Mixl User Guide

Introduction

The mixl package presents a new approach to estimating complex choice models which is both many times faster than existing approaches, and simplier to use. The interface remains in R, while the loglikelihood function is compiled into to high performance C++ code in the background. Users need no knowledge of C++, and can specify thier utility functions and random variables as they would on paper. Where the appropriate parallel computing resources are available (on linux machines), the loglikelihood estimation can be easily sped up by simply specifying the number of cores available.

##Installation Under the hood, the mixl package compiles a loglikelihood function based on your model specification. This requires a c++ compiler. Somewhat complicatedly, the correct compiler (for C++ with openMP support) is only available by defauly on linux machines. On windows and OSX machines, mixl will installed successfully, but attempts to specify a model will fail unless the following steps are taken.

Windows

On windows machines, the easiest way is to install Rtools, an official extension for R. As of writing, the Version 4.0 the most recent. It is available here: https://cran.r-project.org/bin/windows/Rtools/. Download and run the installer. The default location (C:/Rtools) is fine.

OSX (Mac)

On Mac, things are a little more complicated. OSX has a compiler pre-installed. However, the compiler (clang) doesn’t come with openMP enabled. Hence, the specify_model function will fail. The easist way to install a suitable compiler is as follows. Note, these commands require using the Terminal (command line). This can be accessed from the search functionality in OSX, or directly in R Studio itself. The following code assumes that you don’t have a Makevars for your R environment set up already.

  • Install homebrew
  • In the terminal, run the following commands
brew install gcc@9 
mkdir -p ~/.R
curl -L -o ~/.R/Makevars https://git.io/JtbVr

Motivation

The development of this package was motivated by the need at the Institute for Transport Planning and Systems (IVT) at ETH Zürich to estimate complicated mixed multinomial logit models of time use and travel behaviour. Other approaches, such as biogeme and other R implementations were found to be very memory intensive when a large number of random draws were needed.

Additionally, we found that the learning curve for some implementations was very steep, and changes to model specifications involved understanding of the underlying code base, on top of random utility and choice modeling fundamentals.

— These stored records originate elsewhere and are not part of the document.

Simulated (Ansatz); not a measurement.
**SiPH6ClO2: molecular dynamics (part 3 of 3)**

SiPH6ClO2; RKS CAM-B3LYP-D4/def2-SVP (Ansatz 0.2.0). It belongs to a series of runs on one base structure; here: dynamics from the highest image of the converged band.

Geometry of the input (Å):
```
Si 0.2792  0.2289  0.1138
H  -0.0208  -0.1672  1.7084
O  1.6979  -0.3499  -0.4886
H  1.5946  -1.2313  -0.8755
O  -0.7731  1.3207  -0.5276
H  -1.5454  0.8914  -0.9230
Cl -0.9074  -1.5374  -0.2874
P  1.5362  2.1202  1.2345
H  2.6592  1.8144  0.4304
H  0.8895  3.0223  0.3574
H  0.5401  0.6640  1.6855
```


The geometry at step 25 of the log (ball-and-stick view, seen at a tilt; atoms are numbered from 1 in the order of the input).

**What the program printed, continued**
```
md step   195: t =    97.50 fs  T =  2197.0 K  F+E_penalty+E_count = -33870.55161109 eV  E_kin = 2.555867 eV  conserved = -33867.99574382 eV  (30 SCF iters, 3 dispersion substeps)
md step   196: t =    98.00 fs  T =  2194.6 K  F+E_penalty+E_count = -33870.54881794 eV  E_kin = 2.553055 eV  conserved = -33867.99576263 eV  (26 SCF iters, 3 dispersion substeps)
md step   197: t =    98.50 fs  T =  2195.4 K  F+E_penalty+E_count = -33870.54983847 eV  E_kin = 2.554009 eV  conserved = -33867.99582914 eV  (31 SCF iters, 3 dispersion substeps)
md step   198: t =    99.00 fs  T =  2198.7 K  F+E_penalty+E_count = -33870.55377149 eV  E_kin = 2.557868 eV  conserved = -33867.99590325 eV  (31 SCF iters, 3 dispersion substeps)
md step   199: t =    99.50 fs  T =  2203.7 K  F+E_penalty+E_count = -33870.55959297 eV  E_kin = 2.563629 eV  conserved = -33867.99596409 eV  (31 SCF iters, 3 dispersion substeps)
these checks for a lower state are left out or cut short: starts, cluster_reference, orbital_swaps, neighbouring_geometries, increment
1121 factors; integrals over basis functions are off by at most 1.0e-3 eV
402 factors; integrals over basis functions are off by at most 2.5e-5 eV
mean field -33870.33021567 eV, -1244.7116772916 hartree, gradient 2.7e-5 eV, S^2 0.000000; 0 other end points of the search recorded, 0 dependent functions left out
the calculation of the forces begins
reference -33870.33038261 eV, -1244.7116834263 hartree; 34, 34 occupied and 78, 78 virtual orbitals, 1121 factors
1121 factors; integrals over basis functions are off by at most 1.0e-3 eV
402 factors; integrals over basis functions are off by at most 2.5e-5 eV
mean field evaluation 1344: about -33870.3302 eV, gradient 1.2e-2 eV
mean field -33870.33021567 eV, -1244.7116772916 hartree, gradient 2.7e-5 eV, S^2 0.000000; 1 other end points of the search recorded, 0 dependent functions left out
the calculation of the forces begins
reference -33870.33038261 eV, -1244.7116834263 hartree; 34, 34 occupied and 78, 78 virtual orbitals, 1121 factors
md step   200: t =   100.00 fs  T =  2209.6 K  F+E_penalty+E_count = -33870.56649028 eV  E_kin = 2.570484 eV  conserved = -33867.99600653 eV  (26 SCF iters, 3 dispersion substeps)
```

In R, until now there has been two approaches for specifying utility functions. The first, popularised by the mlogit package uses the R formula notation to allow succint yet expressive definition of a utility function. This approach falls short however, when the user wants to specify multiple utility functions, which is standard practice for more complicated models. This approach also doesn’t handle complicated mixed models well. The alternative involves specifying the utility functions as operations on datatable columns, which is much more flexible, but inefficient to run, and error prone to write.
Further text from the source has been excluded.